Nicolas Winding Refn would like you to know that Only God Forgives, a quasi-martial arts crime thriller that has style to spare but barely a pulse, is some serious, genre-twisting, hard-ass shit. (He says so in an interview featured on the DVD, and bearing such a title one would hope the movie would be all that at the very least.) Limbs are separated from trunks, blood sprays majestically, great big bruisers are tortured (unconvincingly). But apart from that expression of the writer-director’s intent, which the glowing red-and-blue-lit cinematography, murky, rain-moistened setting and ominous sound design sell like the world’s gravest carnival barkers, there’s precious little evidence in the film of the vitality that must have drawn Refn to hard-boiled thrillers in the first place.
Instead, Only God Forgives plays like a very solemn boys’ game where the social and political context of the action has been boiled away, leaving only a crusty residue of attitude and a bunch of big kids acting out by rote scenarios that they barely seem interested in. One thing about the movie is marvelous, however, that being its sort-of astonishing quality of remaining a muddled act of storytelling even after everything about it, including the skeletal narrative upon which all the useless beauty of its design has been wasted, has been abstracted almost to the point of evaporation. It’s all just too silly to take with anything but a roll of the eyes. As it turns out, one overinflated directorial genius’s "serious" is this man’s "po-faced," all of the labored "genre-twisting" feeling much more like "genre-deadening" to these eyes and ears. (We can agree on the "shit" part, but perhaps we should change "hard-ass" to "lame-ass.")
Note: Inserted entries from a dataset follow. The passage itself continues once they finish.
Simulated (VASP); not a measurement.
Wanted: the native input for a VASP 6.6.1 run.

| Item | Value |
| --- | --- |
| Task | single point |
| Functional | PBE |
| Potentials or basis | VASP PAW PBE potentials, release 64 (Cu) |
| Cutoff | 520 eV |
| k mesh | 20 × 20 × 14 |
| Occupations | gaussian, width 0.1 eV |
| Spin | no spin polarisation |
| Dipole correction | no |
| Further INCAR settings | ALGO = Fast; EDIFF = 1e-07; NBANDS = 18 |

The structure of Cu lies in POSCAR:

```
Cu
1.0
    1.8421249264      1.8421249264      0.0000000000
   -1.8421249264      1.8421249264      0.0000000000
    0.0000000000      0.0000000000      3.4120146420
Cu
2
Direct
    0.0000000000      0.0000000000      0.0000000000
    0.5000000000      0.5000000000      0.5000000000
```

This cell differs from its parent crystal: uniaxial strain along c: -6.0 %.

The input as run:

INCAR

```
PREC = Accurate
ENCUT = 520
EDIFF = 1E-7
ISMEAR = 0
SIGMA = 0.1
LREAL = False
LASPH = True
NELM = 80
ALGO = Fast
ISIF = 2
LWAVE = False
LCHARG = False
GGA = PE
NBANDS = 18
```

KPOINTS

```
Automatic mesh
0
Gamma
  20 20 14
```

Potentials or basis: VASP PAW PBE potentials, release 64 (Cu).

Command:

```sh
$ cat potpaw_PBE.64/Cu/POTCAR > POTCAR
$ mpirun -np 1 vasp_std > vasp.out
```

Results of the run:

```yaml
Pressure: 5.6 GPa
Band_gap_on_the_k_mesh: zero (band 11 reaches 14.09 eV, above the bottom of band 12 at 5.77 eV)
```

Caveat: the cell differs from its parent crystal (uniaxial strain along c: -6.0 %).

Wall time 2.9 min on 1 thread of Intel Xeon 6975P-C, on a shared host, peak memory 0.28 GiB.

It’s all revenge upon retaliation upon vengeance in Refn’s dark Thai underworld, where every shadow lurker looks like he has a secret that neither he nor the filmmaker will be sharing anytime soon. The psychotic brother of an American expatriate drug dealer, Julian (Ryan Gosling), rapes and murders a 16-year-old prostitute. A grim ex-cop turned grim, murderous crime lord (Vithaya Pansringarm) provides justice for the girl’s father by permitting the man to bludgeon and eviscerate his daughter’s killer, this before exacting a price for such an allowance by lopping off the father’s hands with the warrior’s blade he keeps tucked down the back of his khakis, apparently quite comfortably. (The "action" is interrupted occasionally when the crime lord takes time out to croon karaoke very sincerely to the corrupt policeman under his evil sway.) Julian tracks down the newly-stumped father but eventually lets him go, sensing, I suppose, that his anger should now be directed toward the nasty sword-wielder who usurped his own position of righteous wrath.
But Julian has his own troubles, in the personage of his bizarrely aggressive, sexually twisted mother (Kristin Scott Thomas), who has flown in from America for some reason—ostensibly it is to take care of the body of her first son, whose cock she explains without warning was much larger than Julian’s, though she never seems to actually do anything but glower, smoke, prod her still-living son to further vengeance, and call Julian’s lovely Thai hooker girlfriend nasty names. The inexorable slow-motion of what passes for the movie’s forward thrust, fighting as it does against the gravity of common sense, sputters, slows and becomes slower still, until everything seems like an elaborate tableau, a frozen, intellectually pompous View-Master perspective on action cinema.
Thomas at least livens up the proceedings a bit, even if her provocations are in their own way just as studied and predictable as all the dead-eyed stares surrounding her. She benefits from her character’s arrogance, the tilt of the woman’s ridiculously imperious eyebrows, and the advantage gained from the energy of flying so far over the top of an already fatally stylized movie where every other motivation is so neatly and perversely tamped down.
But what Gosling does can barely even be termed a performance-- it’s a joylessly smug, heavy-lidded pose, Gosling being the empty vessel, the willing repository of Refn’s every dour, abstracted notion of the antihero’s moral code and even of what constitutes "action." The fact that, outside of one puzzling outburst directed at his girlfriend, Gosling’s expression never changes for the entirety of the movie-- even when his countenance becomes a pasted landscape of cuts and bruises-- begins to almost seem like a perverse dare, a stare-down contest between collaborators and their audience, one which the audience cannot help but lose.
Movies like Only God Forgives, or Jim Jarmusch’s only marginally more tolerable The Limits of Control (a title which certainly suggests an element of self-awareness), traffic in drawing attention to tired tropes and implying meaning through the stretching of those tropes into useless shapes, all of which seem to congratulate audiences for seeing through the phony original models while simultaneously doling out criticism for lazy responses to the previous forms. But "meaning" is as sparse as the dialogue in Only God Forgives, and mining for it is the most listless of fun that can be derived from Refn’s relentless style, which carried me up to and past the boundaries of patience. The director sins against that which he fetishizes such that even the Almighty might hold back pardon.